The Relief Disaster
The failure of foreign aid in post-quake Haiti.
The Big Truck That Went By: How the World Came to Save Haiti and Left Behind a Disaster, by Jonathan M. Katz, Palgrave MacMillan, 320 pages, $26.00.
Jonathan M. Katz begins his book about the devastating Haiti earthquake of 2010 with men pulling children from the rubble of a collapsed Port-au-Prince school called La Promesse. In efforts to save on construction costs, the school's owner had done what many in the city do: He had used thinly mixed concrete and skimped on rebar. When the three-story structure collapsed into the ravine beside it, nearly 100 schoolchildren died.
The collapse happened in 2008, two years before the earthquake that destroyed more than a hundred thousand structures in and around the Haitian capital and killed anywhere from 85,000 to 316,000 people. It was a spontaneous implosion.
Katz, a reporter with the Associated Press, asked then-president René Préval why a building code wasn't in place to prevent the school collapse. Préval replied that there was in fact a safety code, but the owner had failed to follow it. The institution intended to prevent such catastrophes existed but wasn't effective.

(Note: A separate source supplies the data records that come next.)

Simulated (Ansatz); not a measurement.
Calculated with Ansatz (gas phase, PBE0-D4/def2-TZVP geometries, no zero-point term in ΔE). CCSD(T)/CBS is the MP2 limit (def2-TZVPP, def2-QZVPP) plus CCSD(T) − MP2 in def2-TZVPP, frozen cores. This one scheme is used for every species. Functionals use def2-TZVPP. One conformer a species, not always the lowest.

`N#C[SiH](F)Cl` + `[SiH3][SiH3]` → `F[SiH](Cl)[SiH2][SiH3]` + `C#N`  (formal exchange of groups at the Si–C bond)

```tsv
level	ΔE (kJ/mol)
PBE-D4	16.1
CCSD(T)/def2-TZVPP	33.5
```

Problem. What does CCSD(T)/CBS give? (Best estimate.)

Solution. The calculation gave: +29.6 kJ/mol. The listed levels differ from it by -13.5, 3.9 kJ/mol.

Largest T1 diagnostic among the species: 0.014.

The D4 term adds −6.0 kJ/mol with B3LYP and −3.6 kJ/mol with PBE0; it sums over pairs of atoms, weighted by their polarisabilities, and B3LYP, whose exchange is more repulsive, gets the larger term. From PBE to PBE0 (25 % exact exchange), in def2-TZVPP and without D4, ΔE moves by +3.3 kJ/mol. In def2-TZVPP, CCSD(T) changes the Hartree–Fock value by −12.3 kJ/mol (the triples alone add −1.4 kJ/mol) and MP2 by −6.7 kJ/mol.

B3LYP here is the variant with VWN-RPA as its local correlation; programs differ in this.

In The Big Truck That Went By, Katz presents an engaging first-person account of the quake and the first year of the international response that followed. He recounts living through the earthquake in the AP house, which served both as his residence and as an office for himself and his Haitian fixer/driver/translator, Evens Sanon. The first chapter takes readers through the chilling hours that followed the quake as Katz and Sanon rode around a devastated Port-au-Prince trying to apprehend the destruction and find a cell signal to file reports.
"For decades," Katz writes, "researchers have told us that the link between cataclysm and social disintegration is a myth perpetuated by movies, fiction, and misguided journalism." His experience after the quake rebuts such myths. While "the quake zone would be seen as a helpless zoo" to those overseas, Katz says that there "was no sign of violence….In the midst of near-total disaster, people were trying to go on." All the people panicking, he writes, were outside the country.
A few days after the earthquake, for example, Katz and Sanon traveled to Léogâne, a town just west of Port-au-Prince and near the quake's epicenter. As they approached the town's limits, they come upon a barricade and group of young men wielding machetes and clubs. They were, Katz learned, "on guard for bands of looters they heard were running wild in the capital."
"Where did you hear that?" Katz asked.
"On the news," came the reply.
Léogâne was mostly peaceful, if mostly flattened.
The factors that fueled panic abroad were some of the same ones that have made it difficult for outsiders to effect progress in Haiti, a theme underlying Katz's account. Language and cultural barriers generated misunderstandings. The perception of a "helpless zoo" led to an immediate foreign response that was overly focused on security—it included 22,000 U.S. Marines—at the expense of other priorities. It also helped ensure a "command-and-control" approach to disaster releief, which Katz says limited responders' geographic focus. The "top-down, highly centralized model," he writes, "as opposed to a broader-based, collaborative approach, meant that parts of the capital such as Pétionville received tremendous amounts of attention while outlying areas such as Carrefour were ignored."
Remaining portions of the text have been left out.